Shing became CEO of Remark at the end of 2012, and the company was brought to Nevada from Atlanta in 2013. But Shing has had a home in the Las Vegas Valley for nearly 10 years. He originally bought a home as a place to visit but started to spend a lot of time in the Las Vegas area.

Shing said he got to know people in the local business community and saw Las Vegas as a good alternative to Silicon Valley and what Los Angeles has created in the Silicon Beach community of tech startups.

“I thought there was a great opportunity to do something similar here in Vegas but feeding off those markets,” said Shing.

Moving the company to Las Vegas won’t be the last geographic change for Remark. Shing said the company eventually will move its operations from the Hughes Corporate Center to Vegas.com’s 40,000-square-foot Henderson location. That would double the footprint.

In 2012, Remark acquired several URLs so the company could move into the personal finance business — names like banks.com, irs.com and others. But Remark would later restructure and shift its focus to millennials. The financial sites were retargeted, Shing said, pointing out millennials are the most underserved in the personal finance space.

Remark’s new focus on a younger demographic is a move to increase the value of the assets. Shing said he thought the company was undervalued at an $8 million market cap when he took over, so he started searching for a unique platform. Remark looked at several plans and discovered there hadn’t been a public company that focuses on the 18-to-34 demographic globally.

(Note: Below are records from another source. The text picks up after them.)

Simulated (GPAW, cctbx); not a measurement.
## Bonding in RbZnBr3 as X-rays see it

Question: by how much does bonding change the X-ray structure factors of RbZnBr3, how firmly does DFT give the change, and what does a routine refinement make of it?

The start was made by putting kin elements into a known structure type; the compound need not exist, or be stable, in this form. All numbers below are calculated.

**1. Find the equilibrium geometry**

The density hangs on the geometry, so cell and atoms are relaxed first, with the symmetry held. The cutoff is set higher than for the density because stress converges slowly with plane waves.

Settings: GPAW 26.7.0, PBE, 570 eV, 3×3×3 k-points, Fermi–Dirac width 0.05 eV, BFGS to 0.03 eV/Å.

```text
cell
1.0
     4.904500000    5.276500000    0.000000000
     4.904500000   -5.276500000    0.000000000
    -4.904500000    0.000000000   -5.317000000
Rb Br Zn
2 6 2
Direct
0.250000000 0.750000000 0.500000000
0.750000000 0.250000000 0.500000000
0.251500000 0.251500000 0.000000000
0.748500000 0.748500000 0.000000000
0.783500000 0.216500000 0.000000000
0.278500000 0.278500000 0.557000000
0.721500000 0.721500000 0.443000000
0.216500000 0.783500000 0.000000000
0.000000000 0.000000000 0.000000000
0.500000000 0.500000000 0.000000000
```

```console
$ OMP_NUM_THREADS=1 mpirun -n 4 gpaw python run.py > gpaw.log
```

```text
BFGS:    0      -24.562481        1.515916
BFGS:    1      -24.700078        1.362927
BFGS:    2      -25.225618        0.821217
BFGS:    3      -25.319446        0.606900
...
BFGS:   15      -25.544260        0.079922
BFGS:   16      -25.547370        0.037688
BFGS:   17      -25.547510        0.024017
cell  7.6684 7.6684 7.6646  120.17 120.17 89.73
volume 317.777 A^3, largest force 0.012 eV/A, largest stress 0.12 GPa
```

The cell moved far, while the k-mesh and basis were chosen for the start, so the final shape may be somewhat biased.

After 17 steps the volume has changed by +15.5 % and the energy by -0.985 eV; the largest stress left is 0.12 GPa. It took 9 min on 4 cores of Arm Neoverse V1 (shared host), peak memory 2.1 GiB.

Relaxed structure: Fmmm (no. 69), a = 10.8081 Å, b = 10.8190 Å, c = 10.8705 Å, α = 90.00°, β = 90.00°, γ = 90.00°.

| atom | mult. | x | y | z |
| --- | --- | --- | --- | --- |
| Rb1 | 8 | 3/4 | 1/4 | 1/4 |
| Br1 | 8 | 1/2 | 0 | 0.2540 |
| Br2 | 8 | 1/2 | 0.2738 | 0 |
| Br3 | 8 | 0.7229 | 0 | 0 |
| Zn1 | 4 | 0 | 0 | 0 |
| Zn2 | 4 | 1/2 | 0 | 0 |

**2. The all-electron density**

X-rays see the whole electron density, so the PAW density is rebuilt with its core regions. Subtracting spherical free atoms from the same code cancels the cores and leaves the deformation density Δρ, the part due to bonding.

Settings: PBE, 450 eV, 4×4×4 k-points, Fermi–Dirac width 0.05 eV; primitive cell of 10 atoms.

“We thought this would be a great opportunity to do that and use the public currency to do so,” Shing said.

Remark’s market capitalization is about $62 million, according to Yahoo Finance.

Remark made its first acquisition in April 2013 with the purchase of bikini.com. The website had been targeted at teenage boys, but Remark shifted the focus to females interested in beach living. The company has had a lot of successes so far.

Inside the beach living lifestyle lie several markets. One is travel, something Shing has an interest in. Remark acquired the Roomlia app in 2014 and launched it the same year. The app now has close to 1,000 hotels in 50 cities.

One of Remark’s newest successes — and one of the industry’s newest frontiers — involves the creation of KanKan, a platform where major social networks are connected into one. The app offers access to 900 million socially active profiles, 6 billion images and 10 billion posts. The information is both geographic and time based: a user can see location and historical information. The app works on a global and local level. To get the information, KanKan doesn’t have to use a popular social network’s API — a unique feature in the industry. Also, the profiles under inspections don’t have to be users of KanKan, another innovative feature.

Shing said Remark also has a boxing channel in China in partnership with PPTV, one of the largest online streaming companies in Asia.

Remark also produces a comedy and horror YouTube channel and website called SlapTV. Like the rest of the company’s ventures, the channel is geared toward the millennial crowd.